Yoga is an extremely generic term. Even more generic and encompassing than the term "martial arts." So, in some sense, to have a little bit more of a constructive conversation, we could stand to get a little more specific in terms of what types of yoga we're talking about. And also being open to seeing types of yoga that overlap cultures and practices.
It's sort of of like if we got into a conversation about cooking Italian pasta. We'd certainly have to acknowledge that the origin of pasta was not Italy, but actually China. And from there, see the similarities, rather than the differences, that make up "pasta" and the approaches to making it and cooking with it.
Pasta is a good analogy for yoga and martial arts, because while they all have similar roots and essences, changing the form - the shape - can change not only the taste, but also the effectiveness — as well as ineffectiveness — in specific applications.

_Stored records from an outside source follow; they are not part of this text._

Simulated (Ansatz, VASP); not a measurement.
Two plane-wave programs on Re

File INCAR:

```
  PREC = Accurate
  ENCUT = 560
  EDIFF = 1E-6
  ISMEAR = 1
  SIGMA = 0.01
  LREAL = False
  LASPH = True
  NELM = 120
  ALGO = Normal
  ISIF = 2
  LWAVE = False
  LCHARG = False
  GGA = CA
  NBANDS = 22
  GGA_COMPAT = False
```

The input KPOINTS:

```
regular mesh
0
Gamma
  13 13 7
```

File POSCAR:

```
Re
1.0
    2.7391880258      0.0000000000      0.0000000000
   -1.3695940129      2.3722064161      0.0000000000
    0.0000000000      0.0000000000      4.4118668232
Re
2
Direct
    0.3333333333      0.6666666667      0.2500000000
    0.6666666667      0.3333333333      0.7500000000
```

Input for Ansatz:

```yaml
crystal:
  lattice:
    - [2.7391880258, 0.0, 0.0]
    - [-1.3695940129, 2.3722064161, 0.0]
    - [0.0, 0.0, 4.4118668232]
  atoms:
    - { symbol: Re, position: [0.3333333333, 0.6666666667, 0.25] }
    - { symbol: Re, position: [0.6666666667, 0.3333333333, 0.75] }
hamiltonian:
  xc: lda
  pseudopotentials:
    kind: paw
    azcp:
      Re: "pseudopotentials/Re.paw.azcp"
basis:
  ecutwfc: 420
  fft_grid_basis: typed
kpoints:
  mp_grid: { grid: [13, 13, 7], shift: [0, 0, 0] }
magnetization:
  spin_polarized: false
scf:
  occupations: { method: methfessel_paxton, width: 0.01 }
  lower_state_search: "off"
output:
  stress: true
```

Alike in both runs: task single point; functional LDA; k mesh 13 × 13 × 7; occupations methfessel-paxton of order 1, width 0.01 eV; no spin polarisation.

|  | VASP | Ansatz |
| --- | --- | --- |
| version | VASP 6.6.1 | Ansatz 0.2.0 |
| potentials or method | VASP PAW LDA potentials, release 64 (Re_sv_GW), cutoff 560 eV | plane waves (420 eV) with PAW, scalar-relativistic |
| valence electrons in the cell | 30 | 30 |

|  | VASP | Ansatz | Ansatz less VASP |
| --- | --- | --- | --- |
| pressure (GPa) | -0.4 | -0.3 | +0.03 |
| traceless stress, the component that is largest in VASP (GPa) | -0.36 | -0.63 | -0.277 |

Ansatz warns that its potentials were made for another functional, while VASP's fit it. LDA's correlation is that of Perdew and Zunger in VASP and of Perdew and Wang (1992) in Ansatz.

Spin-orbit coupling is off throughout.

And I guess what I'd like to reiterate is that there are asanas/postures contained within aikido that are specifically meant to change the body of the practitioner on physical and psycho-energetic levels. And in doing so, we essentially learn to make the pasta "dough," from which many outer forms can be created.
Pasta, in its raw form, is formless. And it can be quickly be brought into countless forms, depending on the circumstances, conditions and applications needed. Martial arts are the same way. AIkido is the same way. Don't get too trapped in the outer forms - the "ten thousand things."
Learn to make the "dough," first, and then any form your aikido takes, at any given time, will work.